Reputation: 1323
I have the following query:
SELECT t.*, a.hits AS ahits
FROM t, a
WHERE (t.TRACK LIKE 'xxx')
AND a.A_ID = t.A_ID
ORDER BY t.hits DESC, a.hits DESC
which runs very frequently. Table t
has around 15M+ rows and a
has around 3M+ rows.
When I did an EXPLAIN
on the above query, I received a note saying that it always created a temp table. I noticed that creating a temp table based on the above query took quite a while. And, this is done plenty of time.
Thus, I am wondering if I create a view using the above say:
CREATE VIEW v_t_a
SELECT t.*, a.hits AS ahits
FROM t, a
WHERE a.A_ID = t.A_ID
And change my code to:
SELECT * FROM v_t_a WHERE TRACK LIKE 'xxx' ORDER BY hits DESC, ahits DESC
Will it improve the performance? Will it remove the create temp table time?
Thank you so much for your suggestions!
Upvotes: 4
Views: 3049
Reputation: 5253
VIEW internally JOINS the TWO tables everytime you QUERY a VIEW...!!
To prevent this, create MATERIALIZED VIEW
...
It is a view that is more of a TABLE ...You can query it directly as other table..
But you have to write some TRIGGERS to update it automatically, if any underlying TABLE data changes...
See this : http://tech.jonathangardner.net/wiki/PostgreSQL/Materialized_Views
Upvotes: 1
Reputation:
It is very dangerous if you assume MySQL would optimize your VIEWs same way as more advanced database systems would. Same as with subqueries and derived tables MySQL 5.0 will fail and perform very inefficiently in many counts.
MySQL has two ways of handling the VIEWS – query merge, in which case VIEW is simply expanded as a macro or Temporary Table in which case VIEW is materialized to temporary tables (without indexes !) which is later used further in query execution. There does not seems to be any optimizations applied to the query used for temporary table creation from the outer query and plus if you use more then one Temporary Tables views which you join together you may have serious issues because such tables do not get any indexes.
So be very careful implementing MySQL VIEWs in your application, especially ones which require temporary table execution method. VIEWs can be used with very small performance overhead but only in case they are used with caution.
MySQL has long way to go getting queries with VIEWs properly optimized.
Upvotes: 2
Reputation: 881103
It's rare that doing exactly the same operations in a view will be more efficient than doing it as a query.
The views are more to manage complexity of queries rather than performance, they simply perform the same actions at the back end as the query would have.

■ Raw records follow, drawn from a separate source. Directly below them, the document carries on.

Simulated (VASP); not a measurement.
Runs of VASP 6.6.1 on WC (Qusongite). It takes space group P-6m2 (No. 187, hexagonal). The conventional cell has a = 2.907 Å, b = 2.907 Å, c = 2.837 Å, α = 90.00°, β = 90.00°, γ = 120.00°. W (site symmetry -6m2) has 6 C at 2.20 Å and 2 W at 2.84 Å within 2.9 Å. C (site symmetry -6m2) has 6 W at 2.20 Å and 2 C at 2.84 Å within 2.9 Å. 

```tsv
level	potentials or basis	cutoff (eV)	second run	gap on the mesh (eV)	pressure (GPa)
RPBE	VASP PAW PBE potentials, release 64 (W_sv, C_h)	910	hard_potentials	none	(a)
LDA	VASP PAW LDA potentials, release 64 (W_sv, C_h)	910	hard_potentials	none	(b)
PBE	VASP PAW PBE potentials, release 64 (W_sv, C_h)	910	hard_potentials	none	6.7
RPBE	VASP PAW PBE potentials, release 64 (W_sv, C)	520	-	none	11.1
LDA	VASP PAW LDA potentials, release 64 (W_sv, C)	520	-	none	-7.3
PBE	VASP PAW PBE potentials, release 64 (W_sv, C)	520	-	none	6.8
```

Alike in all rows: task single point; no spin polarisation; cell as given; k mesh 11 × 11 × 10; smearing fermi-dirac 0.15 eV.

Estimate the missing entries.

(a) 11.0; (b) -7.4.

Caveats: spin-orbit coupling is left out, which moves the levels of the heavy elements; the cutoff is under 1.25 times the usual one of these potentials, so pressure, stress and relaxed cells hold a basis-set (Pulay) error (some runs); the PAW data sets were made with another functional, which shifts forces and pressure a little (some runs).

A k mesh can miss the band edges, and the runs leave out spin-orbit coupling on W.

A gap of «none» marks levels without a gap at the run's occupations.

One exception to this is materialised query tables which actually create a separate long-lived table for the query so that subsequent queries are more efficient. I have no idea whether MySQL has such a thing, I'm a DB2 man myself :-)
But, you could possibly implement such a scheme yourself if performance of the query is an issue.
It depends greatly on the rate of change of the table. If the data is changing so often that a materialised query would have to be regenerated every time anyway, it won't be worth it.